In her September 11 letter (‘All children deserve a high quality and relevant education,’ page 5) Carolyn Bennett raises the matter of education funding in Canada, both for First Nations and for the general population, but it is too bad she didn’t recognize the importance of this issue when her party was in power. There has been a withering of programs to widen the experience and skills of all children with the lamentable attrition of music, science laboratories, skilled trades, physical education, physical and political geography, history and a crass failure to implement core studies in family economics and nutrition. These subjects would help to enliven the interest in understanding the world in which we live, and make education vital to the students as it would focus on their life skills. We are in a thrall to the insurance industry to protect through fear of lawsuits the sense of play that burns off the energy of boys so that they can concentrate on academe. I know because I was one who needed breaks to tear around, and then focus on what education had to offer. Boys in particular are falling away from education and the benefits that are intrinsic in gaining life expanding skills.

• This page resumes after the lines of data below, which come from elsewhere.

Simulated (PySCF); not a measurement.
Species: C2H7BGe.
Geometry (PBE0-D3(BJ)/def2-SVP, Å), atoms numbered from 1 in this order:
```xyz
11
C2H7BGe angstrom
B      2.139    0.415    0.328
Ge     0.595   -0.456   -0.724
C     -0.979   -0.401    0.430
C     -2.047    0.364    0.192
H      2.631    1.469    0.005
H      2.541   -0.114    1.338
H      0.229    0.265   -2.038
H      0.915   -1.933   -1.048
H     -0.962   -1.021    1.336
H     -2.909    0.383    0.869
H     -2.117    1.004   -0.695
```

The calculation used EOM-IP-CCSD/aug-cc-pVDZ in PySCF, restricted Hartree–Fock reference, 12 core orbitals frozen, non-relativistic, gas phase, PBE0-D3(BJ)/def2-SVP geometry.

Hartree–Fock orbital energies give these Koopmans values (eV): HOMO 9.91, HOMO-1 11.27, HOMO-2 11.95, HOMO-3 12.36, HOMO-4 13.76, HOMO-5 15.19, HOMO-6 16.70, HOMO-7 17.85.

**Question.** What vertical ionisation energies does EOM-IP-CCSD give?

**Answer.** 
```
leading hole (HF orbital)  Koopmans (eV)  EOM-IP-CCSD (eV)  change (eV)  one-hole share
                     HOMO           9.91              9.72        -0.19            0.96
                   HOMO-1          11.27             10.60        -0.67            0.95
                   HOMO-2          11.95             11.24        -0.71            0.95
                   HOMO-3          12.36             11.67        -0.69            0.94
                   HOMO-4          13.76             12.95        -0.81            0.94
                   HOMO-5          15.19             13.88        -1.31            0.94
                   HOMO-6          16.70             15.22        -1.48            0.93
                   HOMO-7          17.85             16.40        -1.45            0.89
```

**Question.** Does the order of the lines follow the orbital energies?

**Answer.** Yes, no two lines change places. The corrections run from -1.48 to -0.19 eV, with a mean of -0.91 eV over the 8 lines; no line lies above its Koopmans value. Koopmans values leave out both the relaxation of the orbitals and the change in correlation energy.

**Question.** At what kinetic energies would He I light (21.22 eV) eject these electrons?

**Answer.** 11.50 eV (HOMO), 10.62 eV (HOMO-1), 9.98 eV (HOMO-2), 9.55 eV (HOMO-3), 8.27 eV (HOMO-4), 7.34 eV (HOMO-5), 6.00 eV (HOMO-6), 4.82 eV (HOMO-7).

New skills are needed in our technological world and the infrastructure is expensive to provide, but rather than enhancing the budget for acquiring these skills we are downsizing the education segment of our economy to provide tax cuts and prioritise defence and prison segments. We all know that we need to expand the economy through people with adequate incomes to afford to buy Canadian products, and often education of children and adults provides that level of employment. Industry will only invest in new ventures when the economy justifies that risk.

The Hon. Dr. Carolyn Bennett clearly expressed the current malaise where the children of the First Nations are stigmatised by funding levels that are a Federal responsibility, at two thirds of the level for other children. The gap widens when infrastructure deficits over years exacerbate that divide, and rural areas suffer too as there is a lower population density to justify expensive specialised facilities. With all of these impediments the call is clear that we need to increase spending in education drastically for personal and national long term economic benefits. It has been so for several decades of backsliding on this critical segment of the economy.

In 1996 the Liberal Government imposed a two percent per annum cap in funding for the First Nations Education, which remains unchanged throughout the intervening governments. However, there has been a steady increase in the First Nations population and inflation which erodes any real increase in per capita funding. The Assembly of First Nations has calculated that funding increases of 6.3 percent would have been required to prevent a shortfall. Meanwhile provincial and territorial school systems have received an average of 4.1 percent per year increase despite declining enrollment.

Perhaps now could be a fine time to initiate long term plans for economic growth through parliamentary consensus.